So, this war on drugs has proliferated; literally hundreds of thousands of black people are in prison for minor, non-violent drug charges. When or as the rhetoric about Freddie Gray has increased, news reports are careful to say that he has a “slew” of minor drug offenses and that his arrest took place in a “drug infested neighborhood.” Such language validates the feeling that he was a criminal, worthy, perhaps, of whatever police decided to do to him.

It hit me, though, that the “war on drugs” is severely deficient. If we take the term at face value, and eliminate the racial undertones, it is clear that many of America’s neighborhoods are “drug infested.” Street drugs may be the norm in poor neighborhoods, but in affluent neighborhoods, drug use is rampant as well. People who can afford it are addicted to prescription drugs, including Oxycontin and Valium and Xanax, to name a few. Powder cocaine use is notoriously rampant amongst the wealthy. And kids in affluent high schools, as well as in colleges, are known to use any drug they can get their hands on.

It hit me: If we’re going to conduct a war on drugs …then let’s conduct a war.

Instead of singling out the poor, who use street drugs, let’s go after the wealthy, who use and sell drugs just as much as do poor people. Since we have a penchant for locking up those who use and sell drugs, let’s lock up those affluent people who are smack dab in the middle of the drug culture.

Let’s do a war on drugs, for real.

It would be refreshing if the media would not keep lifting up that Gray lived in, or was stopped in, a drug-infested neighborhood. The media helps sustain the perception of black people as the primary problem drug users and sellers in this nation. That simply is not true, and it is disingenuous for the media to keep up its biased reporting, helping to support the myths that make way too many people feel smug about police arresting individuals and locking them up for years. The media have helped, and is helping, the process of dehumanizing and criminalizing black, brown, and poor people.

If it is a war on drugs that America wants, I repeat, let’s do a war …and go after ALL people who are engaged in using and selling drugs. There should not be such a blatant practice of racial and class discrimination based on a culture which is drug-infested in and of itself.

A candid observation …

The Big Business Called Prisons

Cover of "The New Jim Crow: Mass Incarcer...
Cover via Amazon

While the country, or parts of the country, express justified rage and anger toward Rush Limbaugh and his hideous and inappropriate statements directed at Georgetown Law School student Sandra Fluke, another outrage is being allowed to move forward, quietly but steadily.

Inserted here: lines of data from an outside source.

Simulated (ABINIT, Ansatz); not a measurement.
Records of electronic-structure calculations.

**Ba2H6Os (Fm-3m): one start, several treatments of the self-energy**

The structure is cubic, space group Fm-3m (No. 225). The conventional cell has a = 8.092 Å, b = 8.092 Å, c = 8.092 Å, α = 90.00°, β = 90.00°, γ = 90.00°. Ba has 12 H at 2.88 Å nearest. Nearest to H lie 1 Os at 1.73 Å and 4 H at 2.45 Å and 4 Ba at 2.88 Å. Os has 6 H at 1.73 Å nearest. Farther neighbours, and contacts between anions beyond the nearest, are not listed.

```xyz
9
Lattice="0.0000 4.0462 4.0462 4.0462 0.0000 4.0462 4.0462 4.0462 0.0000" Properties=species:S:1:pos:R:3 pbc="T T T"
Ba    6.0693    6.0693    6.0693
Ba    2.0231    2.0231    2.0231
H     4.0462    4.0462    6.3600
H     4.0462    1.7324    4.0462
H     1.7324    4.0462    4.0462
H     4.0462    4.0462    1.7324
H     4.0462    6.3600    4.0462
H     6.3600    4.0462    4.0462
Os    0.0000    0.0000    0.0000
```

In a February 14, 2012 article posted on The Huffington Post, the story was told of how a private corporation, Corrections Corporation of America (CCA) is offering cash-strapped states big money for their prisons. The article, by Chris Kirkham, said,”As state governments wrestle with massive budget shortfalls, a Wall Street giant is offering a solution: cash in exchange for state property. Prisons, to be exact.”

CCA is a for-profit operator of prisons. That means the corporation, and others like it, exist because there are prisons; their financial success depends upon prisons continuing to exist and continue to be filled. According to Kirkham’s article, CCA is “a swiftly growing business,with revenues expanding more than fivefold since the mid-1990s,” as the “War on Drugs” became a major issue in America.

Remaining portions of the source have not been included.